Doug Belshaw: [00:18:42] No, it really is. And the interesting thing there is that you get like a loyalty card for going to different shops like Tesco or Sainsbury’s or whatever, and that gets you points, but you’re just a consumer. Whereas with the co-op you own a little bit of it and you get to decide what to do with that money. Like you literally can vote in your community where some of the the proceeds are going, which is an important thing to do. Also another shop, which is John Lewis, which is a chain of large department stores in the UK. I don’t think they necessarily call themselves a co-op, but they are worker owned and operated, which is kind of the same thing in in what we’re talking about here.
Laura Hilliger: [00:19:20] Yeah.Yeah, there’s also there’s a clothing brand in the United States that has like a lot a lot of physical well, I mean, I guess they’re probably closed now, but physical in-person stores called REI, it’s an outdoor brand. And I recently learned that they are also a co-op. And, you know, they’re very, very well known in a large swath of the United States. So yeah, for for listeners, you know, take a look around. I’m sure you will find some examples of cooperatives that you interact with on a regular basis and you might not have known that they were cooperatives.
Laura Hilliger: [00:20:03] Doug. Did I lose you? You’re muted.

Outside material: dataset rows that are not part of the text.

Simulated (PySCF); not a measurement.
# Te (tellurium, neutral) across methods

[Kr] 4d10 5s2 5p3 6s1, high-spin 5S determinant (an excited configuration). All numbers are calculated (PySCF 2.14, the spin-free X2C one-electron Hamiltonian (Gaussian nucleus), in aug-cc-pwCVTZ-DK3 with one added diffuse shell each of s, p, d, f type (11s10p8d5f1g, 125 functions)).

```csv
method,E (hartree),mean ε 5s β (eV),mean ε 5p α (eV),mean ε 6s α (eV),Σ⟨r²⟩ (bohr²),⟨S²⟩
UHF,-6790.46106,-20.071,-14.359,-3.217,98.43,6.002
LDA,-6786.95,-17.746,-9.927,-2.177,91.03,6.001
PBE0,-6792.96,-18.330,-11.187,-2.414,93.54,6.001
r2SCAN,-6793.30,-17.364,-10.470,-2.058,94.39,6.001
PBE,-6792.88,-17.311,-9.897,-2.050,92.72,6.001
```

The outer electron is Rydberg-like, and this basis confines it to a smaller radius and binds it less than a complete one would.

Doug Belshaw: [00:20:06] No, I decided to mute. That was a good idea, wasn’t it? So what I was saying during that cool bit where I was muted was that Wikipedia has a page for everything, right? And there was a page for some of the more famous cooperatives in different countries around the world. So yeah, have a look at that. And you might be surprised, like Laura said, for some of the things which you didn’t realise were cooperatives which actually are in the UK. It’s interesting because a lot of the time they do tend to use co-op in their name. Um, not all of them do. Suma, for example, which is a Whole Foods co-op, don’t tend to use co-op in their name, but other ones are. I know some football clubs are cooperatively owned etcetera.
Laura Hilliger: [00:20:48] You know, you’ve mentioned, you know, UK co-ops quite a bit. And I know something about the UK and the co-operative structure, which is that it doesn’t actually exist. Is that right?
Doug Belshaw: [00:21:01] That’s interesting. Yeah.
Laura Hilliger: [00:21:02] Entity.
Doug Belshaw: [00:21:03] Yeah, that’s right. So if you go to places like Italy or some places in South America, you can literally go and set up a co-op. Like you can fill in a form and you can set up a co-op. That’s not the case in the UK where we set up our co-op. It’s a bit of a it’s a bit of a hack, I guess. Um, well, I can talk about a little bit about that, but I think in Germany you can set up, if not a co-op, something like a co-op. Is that right?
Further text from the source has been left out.